SA_IMMUTABLE and the hazards of messing with signals

Posted Dec 22, 2021 2:16 UTC (Wed) by roc (subscriber, #30627) [Link] (6 responses)

> Bear in mind that this type of "reverse dependency testing" also incurs a maintenance burden; for example, any flakes in the rr test suite suddenly become flakes that kernel maintainers need to deal with. There's questions of versioning (pin to rr commit or track git main), build system, etc.

This is all true too.

Ideally there would be a standard test harness and repository for user-space tests of kernel APIs, and we would be able to merge tests from rr into that system. We wouldn't have to merge all of them, and we could run them hundreds of times pre-merge and reject any that failed even once. But as far as I know that harness and repository don't actually exist. Or am I wrong?

Kernel API test harnesses

Posted Dec 22, 2021 3:01 UTC (Wed) by corbet (editor, #1) [Link] (5 responses)

kselftest is probably the droid you are looking for here. I am sure they would welcome contributions!

The Linux Test Project might also be a good home.

Kernel API test harnesses

Posted Dec 22, 2021 9:41 UTC (Wed) by roc (subscriber, #30627) [Link] (4 responses)

Thanks.

Thinking about it some more, I guess I was wrong to suggest that merging rr tests into an existing test framework makes sense. Maybe 0-Day CI is the place for this after all.

Kernel API test harnesses

Posted Dec 22, 2021 14:09 UTC (Wed) by corbet (editor, #1) [Link] (3 responses)

Getting tests merged into kselftest is a good way to get them run in a number of the current testing operations, including those that run for stable kernel candidates.

Kernel API test harnesses

Posted Dec 22, 2021 20:59 UTC (Wed) by roc (subscriber, #30627) [Link] (2 responses)

Yeah, but you wouldn't want to merge a copy of rr itself into kselftest, and that's what would be needed.

Most rr tests are small programs that exercise certain kernel functionality. Running the test requires recording execution of the small program, followed by replaying it, and we verify that the replay worked correctly. Some of the kernel regressions rr caught could have been detected just by running the small programs normally --- because the kernel functionality they use regressed --- and those could be trivially added to kselftest. But many of the kernel regressions rr caught were related to ptrace, signals, etc that were exercised by rr itself.

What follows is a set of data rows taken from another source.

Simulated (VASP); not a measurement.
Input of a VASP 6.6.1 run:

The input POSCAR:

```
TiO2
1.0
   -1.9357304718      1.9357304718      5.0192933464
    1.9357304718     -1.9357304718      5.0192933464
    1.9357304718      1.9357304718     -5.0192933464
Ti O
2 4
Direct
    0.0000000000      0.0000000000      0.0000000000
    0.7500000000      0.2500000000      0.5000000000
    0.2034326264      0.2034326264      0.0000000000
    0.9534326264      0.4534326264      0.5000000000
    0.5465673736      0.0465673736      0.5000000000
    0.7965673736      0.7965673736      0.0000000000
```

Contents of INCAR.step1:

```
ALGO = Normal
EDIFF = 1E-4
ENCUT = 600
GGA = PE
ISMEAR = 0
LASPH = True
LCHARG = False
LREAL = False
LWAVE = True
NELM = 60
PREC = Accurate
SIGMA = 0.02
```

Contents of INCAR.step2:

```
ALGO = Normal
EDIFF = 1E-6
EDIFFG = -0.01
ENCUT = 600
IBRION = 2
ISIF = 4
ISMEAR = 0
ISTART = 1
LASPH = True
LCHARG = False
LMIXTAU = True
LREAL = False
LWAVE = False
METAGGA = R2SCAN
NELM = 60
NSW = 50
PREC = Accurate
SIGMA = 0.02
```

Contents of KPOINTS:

rr isn't huge (50K-ish lines) but it's written in C++ and I doubt it would be acceptable to paste it into the kernel tree.

I think 0-Day-CI is really the right approach here. But do test failures there block kernel "stable" releases?

Kernel API test harnesses

Posted Dec 22, 2021 21:10 UTC (Wed) by corbet (editor, #1) [Link] (1 responses)

My suggestion would be to submit tests that only run if rr is available. But I'm not the kselftest maintainer, so I can't guarantee they would accept such a thing; some of those folks have been known to read here, maybe they could speak up.

As for blocking stable releases: regression reports will delay them and cause the offending patches to be fixed or removed; see the discussion that follows any of the review postings to see how that works. You can see an example here. The problem is not (usually) responding to reports of regressions, it's knowing that the regressions exist in the first place. As you have often (rightly) pointed out, more and better tests would help a lot in that regard.

Kernel API test harnesses

Posted Dec 23, 2021 20:59 UTC (Thu) by roc (subscriber, #30627) [Link]

Thanks for pointing that out. It looks like 0-Day CI results were not reported there. But results from https://lkft.linaro.org/ were reported there --- and despite the site saying "the mission of LKFT is to improve the quality of the Linux kernel by performing functional testing on Arm hardware" they actually run tests on x86 as well. Maybe that's the right place to add a new test suite.

SA_IMMUTABLE and the hazards of messing with signals

Posted Dec 18, 2021 12:32 UTC (Sat) by smcv (subscriber, #53363) [Link] (2 responses)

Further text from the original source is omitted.